Hugh MacLeod's cartoon is a symbol of an unorthodox school of management based on the axiom that organizations don't suffer pathologies; they are intrinsically pathological constructs. The Sociopath layer comprises the Darwinian/Protestant Ethic will-to-power types who drive an organization to function despite itself. The Clueless layer is the "Organization Man". The Losers are not social losers (as in the opposite of "cool"), but people who have struck bad bargains economically, giving up capitalist striving for steady paychecks.

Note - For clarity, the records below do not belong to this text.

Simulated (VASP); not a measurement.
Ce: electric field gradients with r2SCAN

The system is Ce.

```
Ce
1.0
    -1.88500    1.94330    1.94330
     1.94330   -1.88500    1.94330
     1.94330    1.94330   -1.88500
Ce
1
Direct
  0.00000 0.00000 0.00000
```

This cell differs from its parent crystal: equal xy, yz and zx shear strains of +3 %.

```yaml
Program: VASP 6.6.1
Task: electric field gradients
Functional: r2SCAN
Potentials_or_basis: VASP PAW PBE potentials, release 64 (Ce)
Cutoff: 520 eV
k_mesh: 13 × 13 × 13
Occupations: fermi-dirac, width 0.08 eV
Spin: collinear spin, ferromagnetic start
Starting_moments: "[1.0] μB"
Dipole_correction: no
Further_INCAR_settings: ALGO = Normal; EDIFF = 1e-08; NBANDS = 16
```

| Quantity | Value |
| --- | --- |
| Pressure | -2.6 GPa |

The Sociopaths defeated the Organization Men and turned them into The Clueless not by reforming the organization, but by creating a meta-culture of Darwinism in the economy: one based on job-hopping, mergers, acquisitions, layoffs, cataclysmic reorganizations, outsourcing, unforgiving start-up ecosystems, and brutal corporate raiding. In this terrifying meta-world of the Titans, the Organization Man became the Clueless Man. MacLeod's Loser layer represent the losers in the economic sense: those who have, for various reasons, made (or been forced to make) a bad economic bargain. They've given up some potential for long-term economic liberty (as capitalists) for short-term economic stability. Traded freedom for a paycheck in short. They actually produce, but are not compensated in proportion to the value they create (since their compensation is set by Sociopaths operating under conditions of serious moral hazard). They mortgage their lives away, and hope to die before their money runs out. Losers have two ways out: turning Sociopath or turning into bare-minimum performers.
Based on the MacLeod lifecycle, we can also separate the three layers based on the timing of their entry and exit into organizations. The Sociopaths enter and exit organizations at will, at any stage, and do whatever it takes to come out on top. The contribute creativity in early stages of a organization's life, neurotic leadership in the middle stages, and cold-bloodedness in the later stages, where they drive decisions like mergers, acquisitions and layoffs that others are too scared or too compassionate to drive. They are also the ones capable of equally impersonally exploiting a young idea for growth in the beginning, killing one good idea to concentrate resources on another at maturity, and milking an end-of-life idea through harvest-and-exit market strategies.
The Losers like to feel good about their lives. They are the happiness seekers, rather than will-to-power players, and enter and exit reactively, in response to the meta-Darwinian trends in the economy. But they have no more loyalty to the firm than the Sociopaths. They do have a loyalty to individual people, and a commitment to finding fulfillment through work when they can, and coasting when they cannot.
The Clueless are the ones who lack the competence to circulate freely through the economy (unlike Sociopaths and Losers), and build up a perverse sense of loyalty to the firm, even when events make it abundantly clear that the firm is not loyal to them. To sustain themselves, they must be capable of fashioning elaborate delusions based on idealized notions of the firm. Unless squeezed out by forces they cannot resist, they hang on as long as possible, long after both Sociopaths and Losers have left.